Apr 13, 2010
Federalist Society: Law and Religion Panel Discussion
by Kelly Marvel
In a speech to military members in 1978, President John Adams said, “Our Constitution was made only for a moral and religious people. It is wholly inadequate to the government of any other.”
This statement has been debated back and forth between worldviews since Adams made it, arguing whether the United States was founded on a Christian background. Adams’ words were the focus of a panel discussion and lecture sponsored by the Federalist Society at the Liberty University School of Law on Friday.
Dr. Roger Schultz, dean of Liberty University School of Arts and Sciences, and Craig Stern, professor at Regent University School of Law, spoke to law students, local lawyers and professors about Adams’ words and the importance of religion in the founding of the United States.
Stern said the founders knew that if they wanted to build a strong government, they needed to have a Christian worldview while drafting the Constitution. President George Washington believed that government could not stand without morals and religion.
“Of all the dispositions and habits which lead to political prosperity, religion and morality are indispensable supports,” Stern said, quoting Washington’s farewell speech of 1796.
Schultz cemented the point of Adams’ quote by giving his own lecture on the importance of religion in the founding days of the United States. He began with a story about a prayer breakfast in 1954, where many dignitaries spoke including former chief justice Earl Warren. Schultz quoted a passage from Warren’s speech that summed up the main point of the panel discussion.
“I believe no one can read the history of our country without realizing that the good book and the spirit of the savior have from the beginning been our guiding geniuses. Whether we look to the charter of Virginia or the charter of Massachusetts Bay or the fundamental orders of Connecticut, the same objective is present-a Christian land governed by Christian principles,” Schultz said quoting Warren.
Schultz referenced early documents in American history that had heavy Christian influence, including the Bill of Rights, which Warren said, “came into being because of the knowledge our forefathers had of the Bible and their belief in it.”
At the end of the lecture, both speakers and School of Law Professor Rodney Chrisman took questions from the audience. Each panelist concluded that the United States could not have had its strong beginnings as a nation without Christian morals and principles and that the Constitution was written with the assumption that the citizens of the United States had Christian morals.
In today’s society, however, Stern said that the majority of Americans do not have Christian morals and, therefore, the government does not reflect Christianity either.
“It seems that without moral foundations, without morality, without a Christian foundation, without notions of self-government (and) without notions of the understandings of civil government, we are bound to misuse the Constitution,” Stern said. “It seems the Constitution is fully inadequate for us as a people falling short.”

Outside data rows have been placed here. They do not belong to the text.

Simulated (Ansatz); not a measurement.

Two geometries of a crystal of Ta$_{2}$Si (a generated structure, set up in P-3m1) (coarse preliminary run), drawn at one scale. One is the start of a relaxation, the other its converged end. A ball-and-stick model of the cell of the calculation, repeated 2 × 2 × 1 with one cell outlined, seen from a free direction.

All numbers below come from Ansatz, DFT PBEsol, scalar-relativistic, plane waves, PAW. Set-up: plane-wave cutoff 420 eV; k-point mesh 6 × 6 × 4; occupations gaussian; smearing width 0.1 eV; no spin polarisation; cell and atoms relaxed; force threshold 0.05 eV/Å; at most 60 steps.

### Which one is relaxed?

The Federalist Society was founded on the principles that the state should exist to preserve freedom, that the separation of governmental powers is central to the Constitution and that it is the duty of the judiciary to define and interpret. These principles were key in the discussion of law and religion. President of the chapter at Liberty’s School of Law Jason Heinen thought that having the panel discussion was key in understanding the current status of America and that the church should address this more often.
“I think it’s good for Christians to look at how the founders viewed the role of religion in the state and its something I don’t think the church especially addresses today that we should address,” Heinen said. “Religion does play a key role in our society and a key role in preserving liberty.”